In October 2011, Issawi was released along with Ayman Sharawna and 1027 Palestinian prisoners as a result of a deal between Hamas and the Israeli government for the return of Gilad Shalit, the Israeli soldier taken hostage by the militant group.
Issawi was rearrested in July 2012 and has been held without any charge or trial since then. Issawi has been on a hunger strike since July 29, 2012.
In February, Palestinian President Mahmoud Abbas in a letter to UN Secretary General Ban Ki-moon has tried to raise awareness of the condition of Issawi and other prisoners of Israel engaged in a hunger strike.
Last year Amnesty international also stepped up its efforts to end the illegal Israeli detention of Palestinians.
“Amnesty International has repeatedly called on the Israeli authorities to release … Palestinians held in administrative detention, unless they are promptly charged with internationally recognizable criminal offences and tried in accordance with international fair trial standards,” Ann Harrison, Amnesty International’s interim deputy director for the Middle East and North Africa said in 2012.

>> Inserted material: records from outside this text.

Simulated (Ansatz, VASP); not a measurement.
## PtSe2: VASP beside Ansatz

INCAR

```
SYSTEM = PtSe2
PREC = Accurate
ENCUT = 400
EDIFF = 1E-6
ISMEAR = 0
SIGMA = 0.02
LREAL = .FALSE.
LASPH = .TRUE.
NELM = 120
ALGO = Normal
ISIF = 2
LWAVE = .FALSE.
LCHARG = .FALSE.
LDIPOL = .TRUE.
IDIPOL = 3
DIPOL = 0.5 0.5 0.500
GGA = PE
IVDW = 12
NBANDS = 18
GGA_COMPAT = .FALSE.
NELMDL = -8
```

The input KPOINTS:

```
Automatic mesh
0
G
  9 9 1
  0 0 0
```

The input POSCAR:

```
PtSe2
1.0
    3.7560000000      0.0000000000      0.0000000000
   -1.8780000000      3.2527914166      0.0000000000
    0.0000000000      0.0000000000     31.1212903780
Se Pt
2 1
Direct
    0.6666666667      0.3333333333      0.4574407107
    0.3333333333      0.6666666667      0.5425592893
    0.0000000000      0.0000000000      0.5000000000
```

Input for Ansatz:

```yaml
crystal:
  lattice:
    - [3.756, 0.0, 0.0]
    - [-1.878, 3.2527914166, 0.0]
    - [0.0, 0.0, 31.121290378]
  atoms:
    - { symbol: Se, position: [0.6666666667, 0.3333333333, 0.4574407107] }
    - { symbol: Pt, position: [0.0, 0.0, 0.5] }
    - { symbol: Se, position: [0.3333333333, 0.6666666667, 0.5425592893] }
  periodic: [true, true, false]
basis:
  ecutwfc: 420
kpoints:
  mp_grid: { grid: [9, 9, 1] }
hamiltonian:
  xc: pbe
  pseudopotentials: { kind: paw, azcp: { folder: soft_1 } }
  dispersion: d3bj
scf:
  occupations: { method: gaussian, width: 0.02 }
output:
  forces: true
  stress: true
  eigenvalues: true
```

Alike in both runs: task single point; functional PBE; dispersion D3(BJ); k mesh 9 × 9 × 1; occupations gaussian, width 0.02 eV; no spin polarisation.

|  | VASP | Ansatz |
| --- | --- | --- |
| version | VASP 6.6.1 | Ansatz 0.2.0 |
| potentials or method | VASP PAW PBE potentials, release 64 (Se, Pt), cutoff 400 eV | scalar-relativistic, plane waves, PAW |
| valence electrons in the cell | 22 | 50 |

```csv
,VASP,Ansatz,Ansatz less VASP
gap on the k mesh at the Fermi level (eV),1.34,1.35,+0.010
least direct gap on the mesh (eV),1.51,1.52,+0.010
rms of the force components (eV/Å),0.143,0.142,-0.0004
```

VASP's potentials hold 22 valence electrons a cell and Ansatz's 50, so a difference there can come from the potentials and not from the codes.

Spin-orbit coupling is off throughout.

Prisoners in Israeli control can be held without trial or charge for a six month period, which can be renewed indefinitely. This practice of ‘administrative detention’ is supposedly used by the Israeli military when it fears an immediate risk to security or wants to protect informants.
Palestinian authorities claim that some 800,000 Palestinians have been detained under Israeli military orders since the 1967 war, with an estimated 4,800 Palestinians held in Israeli jails today.